Survey: This everyday thing makes 40% of workers uncomfortable in the office

If lights are too dim, lack of light exposure can lead to serious mood changes and contribute to seasonal affective disorder.

In the winter, it can be easy to get down in the office. It’s cold. It’s dark. It may even feel oppressive. There’s a reason for all that.

There is a workplace crisis facing our world today. That crisis can affect your mood and become a heavy burden to carry. And that crisis is office lighting.

According to a recent survey commissioned by the United Kingdom-based company Staples (which does indeed sell office lighting) and conducted by independent research agency Arlington Research, the problem is widespread and affecting employees across Europe. 7,000 office workers from Sweden, the UK, Germany, France, Netherlands, Norway, Spain, Italy, Portugal, and Finland weighed in on the debate, and it turns out office lighting matters to a lot of people.

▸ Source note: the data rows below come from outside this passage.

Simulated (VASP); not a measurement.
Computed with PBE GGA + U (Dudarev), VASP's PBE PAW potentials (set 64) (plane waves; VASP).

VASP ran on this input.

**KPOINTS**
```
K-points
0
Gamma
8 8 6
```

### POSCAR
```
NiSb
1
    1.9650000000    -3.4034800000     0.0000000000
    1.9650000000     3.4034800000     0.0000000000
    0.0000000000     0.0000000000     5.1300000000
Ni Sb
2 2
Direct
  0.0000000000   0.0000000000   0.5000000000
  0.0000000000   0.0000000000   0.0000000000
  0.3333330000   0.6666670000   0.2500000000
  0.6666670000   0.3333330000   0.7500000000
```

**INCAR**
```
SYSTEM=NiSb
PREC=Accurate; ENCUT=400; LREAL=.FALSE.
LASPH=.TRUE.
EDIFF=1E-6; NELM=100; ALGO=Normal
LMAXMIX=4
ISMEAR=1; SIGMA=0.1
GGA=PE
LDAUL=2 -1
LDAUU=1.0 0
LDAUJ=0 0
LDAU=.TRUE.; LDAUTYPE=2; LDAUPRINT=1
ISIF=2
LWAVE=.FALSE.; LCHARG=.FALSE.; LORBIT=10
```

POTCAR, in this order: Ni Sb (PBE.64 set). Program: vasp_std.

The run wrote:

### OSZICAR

Thirty-two percent of office workers said that “better lighting would make them happier at work,” according to the survey. Meanwhile, 40% said the lighting in their office was uncomfortable. And 80% of UK office workers said their office’s lighting was important to them.

Why do people care?

Lighting can have a lot of different effects; fluorescent lights can even be a reason some employees suffer from migraines at work. But one distinctive problem emerges in the winter. If lights are too dim, lack of light exposure can lead to serious mood changes and contribute to seasonal affective disorder.

What to do?

Never fear! Staples not only cites a lack of good lighting as a “harsh reality” in too many offices; it also offers “a way forward.”

“For employers that want to make a difference, solutions such as seasonal affective disorder (SAD) lamps are proven to help workers that might otherwise suffer from light deprivation at darker times of the year. Research has also shown that in the morning, a cold-tone light with high illuminance values is best for productivity. Biodynamic lighting will then allow this to transition to reduced brightness and set a relaxing warm-tone light in the afternoon/evening,” the company’s December 2018 report suggests.

When 40% of office workers are frustrated by having to deal with poor lighting, there’s a convincing argument for doing something to fix the problem. And perhaps good lighting is what will make employees happier and more comfortable at work. Only time will tell.